The Coming of Winter
June already – wow. The great thing about June is we are almost upon the shortest day of the year. Hooray!Over the past two years the coming of winter has grown to take on a special significance of its own and now brings with it the kind of excitement that ‘night scented jasmine’ evokes at dusk on an early spring evening. A sense of anticipation that only addicted anglers can really know. Anticipation that brings with it eagerly expectant restless nights, punctuated by multiple checks of the alarm clock to ensure you haven’t slept through the pre-dawn alarm clock. Dreamy dark hours almost lucid with the vivid imaginings of one-on-one battles with your chosen aquatic adversary.
And what are these adversaries, I might hear you ask? Well, it really depends upon you and your level of obsession. For me it’s a three-pronged problem: snapper, tuna and eastern rock lobsters. For others it’s yellowtail kingfish, drummer and deepwater ooglies like blue eye trevalla or gemfish. For freshwater fanatics not content to sit idly by until the season opens again in spring, it’s trout in the impoundments and dams.
Whatever your favourites, there’s a special something about ‘dedication’ that winter brings to all forms of angling.
June is a time for action, a time for dawn raids heading far offshore, or weekend missions down the coast to Jervis Bay and well beyond in search of the mighty yellowfin and bluefin tunas.
June’s a month for working on your snapper tactics and bringing home the red gold so prized by those who chase it.
In the darker depths of the 100-metre reefs, large schools of Seriola lalandi, the yellowtail kingfish, will be amassing. Clued-in anglers and lucky weekend warriors will make the time to travel the 12 miles to find these fish; many will come home proud as punch with catches that will feed family and neighbours and impress anyone who cares to check it out. This run of offshore ‘kingies’ is boon for tackle stores and for novice anglers alike and is a time when I like to take my girl and her friends out and share the experience of what ‘kingie’ fishing is all about. Be sure to pick a calm, clear-skyed winter’s day, so that your good intentions don’t have the opposite effect.

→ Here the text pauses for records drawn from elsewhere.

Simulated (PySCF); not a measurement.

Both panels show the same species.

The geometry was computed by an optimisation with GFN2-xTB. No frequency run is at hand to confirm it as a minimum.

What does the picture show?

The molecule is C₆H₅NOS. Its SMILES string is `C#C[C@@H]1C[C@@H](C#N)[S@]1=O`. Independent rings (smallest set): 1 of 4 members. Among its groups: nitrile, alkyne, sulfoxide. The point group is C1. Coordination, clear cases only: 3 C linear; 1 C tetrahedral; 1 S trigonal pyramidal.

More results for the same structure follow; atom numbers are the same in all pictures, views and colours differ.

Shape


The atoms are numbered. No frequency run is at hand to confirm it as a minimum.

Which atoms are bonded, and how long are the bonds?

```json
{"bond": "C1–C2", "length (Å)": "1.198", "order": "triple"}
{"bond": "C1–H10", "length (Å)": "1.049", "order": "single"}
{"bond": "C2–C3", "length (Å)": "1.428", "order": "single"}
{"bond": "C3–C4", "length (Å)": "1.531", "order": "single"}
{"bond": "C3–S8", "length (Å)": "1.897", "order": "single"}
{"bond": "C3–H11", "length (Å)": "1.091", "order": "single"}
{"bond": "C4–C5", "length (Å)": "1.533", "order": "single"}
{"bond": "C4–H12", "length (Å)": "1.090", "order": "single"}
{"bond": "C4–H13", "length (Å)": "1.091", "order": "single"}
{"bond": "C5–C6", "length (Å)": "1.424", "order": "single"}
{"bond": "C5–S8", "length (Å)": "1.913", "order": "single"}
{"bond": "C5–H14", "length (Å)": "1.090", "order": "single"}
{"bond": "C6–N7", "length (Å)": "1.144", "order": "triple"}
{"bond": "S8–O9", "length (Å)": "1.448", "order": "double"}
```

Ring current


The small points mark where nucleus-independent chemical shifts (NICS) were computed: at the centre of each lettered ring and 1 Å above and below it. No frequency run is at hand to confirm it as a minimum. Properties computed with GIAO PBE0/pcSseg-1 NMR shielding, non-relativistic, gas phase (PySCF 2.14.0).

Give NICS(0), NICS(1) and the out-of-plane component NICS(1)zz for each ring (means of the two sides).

Right on our doorstep it’s all about drummer, blackfish (luderick), tailor and salmon off the rocks, winter whiting and bream off the beaches and southern calamari squid wherever you can access a kelp-encrusted boulder shoreline. Be careful if fishing from the rocks: more people die when fishing from the rocks than in any other ‘sport’ in Australia. Remember, NO fish is worth your life.
With winter whispering its name all along the eastern seaboard, it’s time for afflicted anglers to get active and make the most of the wonderful waters we’re lucky enough to call home.
Remember, catch plenty, release plenty and always respect the wildlife above and below the mirrored surface that separates our world from theirs.